- Executive Director of the National Coalition to Abolish the Death Penalty
- Director of the Capital Punishment Project of the ACLU
- Adjunct professor of law at Georgetown University
Diann Rust-Tierney is the Executive Director of the National Coalition to Abolish the Death Penalty (NCADP), which was established in 1976 as the first “fully staffed national organization exclusively devoted to abolishing capital punishment.” Rust-Tierney has also been the director of the Capital Punishment Project of the American Civil Liberties Union (ACLU) since 1991. The NCADP calls Rust-Tierney “the ACLU’s lead strategist and spokeswoman on the death penalty.” She is currently an adjunct professor of law at Georgetown University.
Rust-Tierney graduated from an all-girls’ high school in Washington, D.C. and then majored in political science at the College of Wooster in Wooster, Ohio, from which she graduated in 1977. She received a degree from the University of Maryland School of Law in 1982 and took a position as a public defender in Washington, D.C. She later worked with the National Women’s Law Center. In 1992, Rust-Tierney led a successful campaign to defeat a death-penalty referendum in Washington, D.C.
At the 1995 American University Law Review Conference, Rust-Tierney said, “Racism, as we know from other aspects of a society, is a very complex issue. There is no reason to believe that those same complexities that we see in other constitutions in our society don’t carry over here. So, when we talk about why you have disproportionate numbers of people on death row who kill white victims from a statistical point of view, . . . there are lots of things that go into the decision to prosecute; and there are lots of pressures that go into these decisions that come from public outrage, which has a lot to do with the public’s identifying with the victim. The jury need not necessarily know the race of the victim to have the outcome that we are so concerned about if the prosecutor is getting pressure from the community because the community is outraged when there’s been a white victim.”
Rust-Tierney’s assertion that the death penalty is applied in a racially discriminatory manner (favoring whites over blacks) wilts under careful scrutiny. According to the Bureau of Justice Statistics, whites who are arrested for murder or non-negligent manslaughter are actually more likely than their black counterparts to be sentenced to death (1.6 percent vs. 1.2 percent). Of those inmates under death sentences, whites are actually likelier than blacks to have their sentences carried out (7.2 percent vs. 5.9 percent). These disparities are not huge, and the purpose here is not to suggest that they indicate bias against whites; the point is that in no way do they support the notion of bias against blacks. In their 1997 book America in Black and White, Stephan and Abigail Thernstrom point out that “black offenders over the past generation have not been sentenced to death at a higher rate than white offenders. No careful scholarly study in recent years has demonstrated that the race of the defendant has played a significant role in the outcome of murder trials.”

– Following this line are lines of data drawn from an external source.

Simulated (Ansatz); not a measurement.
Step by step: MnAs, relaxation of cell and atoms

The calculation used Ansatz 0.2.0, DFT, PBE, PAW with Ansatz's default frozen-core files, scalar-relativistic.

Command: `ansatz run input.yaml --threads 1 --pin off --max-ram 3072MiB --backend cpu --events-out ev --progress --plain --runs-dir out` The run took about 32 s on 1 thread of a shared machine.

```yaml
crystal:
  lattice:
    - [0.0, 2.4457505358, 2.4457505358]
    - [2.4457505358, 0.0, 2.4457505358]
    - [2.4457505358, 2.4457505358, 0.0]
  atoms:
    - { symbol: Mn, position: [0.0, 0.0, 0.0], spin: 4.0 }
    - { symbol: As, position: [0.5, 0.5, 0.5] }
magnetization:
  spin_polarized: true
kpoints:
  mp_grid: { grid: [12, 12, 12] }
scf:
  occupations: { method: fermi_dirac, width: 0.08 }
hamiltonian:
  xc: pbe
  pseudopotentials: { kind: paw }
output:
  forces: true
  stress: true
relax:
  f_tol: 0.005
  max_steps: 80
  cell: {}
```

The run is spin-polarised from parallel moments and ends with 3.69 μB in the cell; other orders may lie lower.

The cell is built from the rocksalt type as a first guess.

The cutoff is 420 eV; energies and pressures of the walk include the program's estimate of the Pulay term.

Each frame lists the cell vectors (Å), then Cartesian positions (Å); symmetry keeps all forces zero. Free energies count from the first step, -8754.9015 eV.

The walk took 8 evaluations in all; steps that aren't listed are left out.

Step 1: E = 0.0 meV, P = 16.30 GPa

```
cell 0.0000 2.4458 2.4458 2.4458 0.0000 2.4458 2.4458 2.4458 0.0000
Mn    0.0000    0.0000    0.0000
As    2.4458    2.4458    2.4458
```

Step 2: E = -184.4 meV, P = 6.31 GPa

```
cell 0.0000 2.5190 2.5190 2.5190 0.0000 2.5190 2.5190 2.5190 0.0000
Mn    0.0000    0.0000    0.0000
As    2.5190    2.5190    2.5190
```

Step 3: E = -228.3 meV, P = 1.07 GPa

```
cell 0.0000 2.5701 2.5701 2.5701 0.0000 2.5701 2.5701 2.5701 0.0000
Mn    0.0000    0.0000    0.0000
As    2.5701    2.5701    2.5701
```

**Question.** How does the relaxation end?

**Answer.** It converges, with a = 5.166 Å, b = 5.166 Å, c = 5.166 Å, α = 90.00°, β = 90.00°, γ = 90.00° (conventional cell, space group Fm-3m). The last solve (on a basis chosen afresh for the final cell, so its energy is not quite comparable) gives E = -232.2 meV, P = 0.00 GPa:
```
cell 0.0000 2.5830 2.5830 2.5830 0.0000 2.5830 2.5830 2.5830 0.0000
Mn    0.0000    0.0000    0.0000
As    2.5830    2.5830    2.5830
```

The Thernstroms also note that while fully 58 percent of prisoners currently serving sentences for murder are black, only 40 percent of inmates on death row are black; that is, relative to the rate at which black offenders commit murder, they are sentenced to death in disproportionately low numbers. Finally, if courts were unfairly imposing the death penalty against black defendants who deserved greater leniency, we would expect to find that blacks on death row have cleaner criminal records than their white counterparts. But in fact, the exact opposite is true. Blacks awaiting execution are 10 percent likelier to have had felony convictions, and 20 percent likelier to have had homicide convictions, prior to the crimes that propelled them to death row.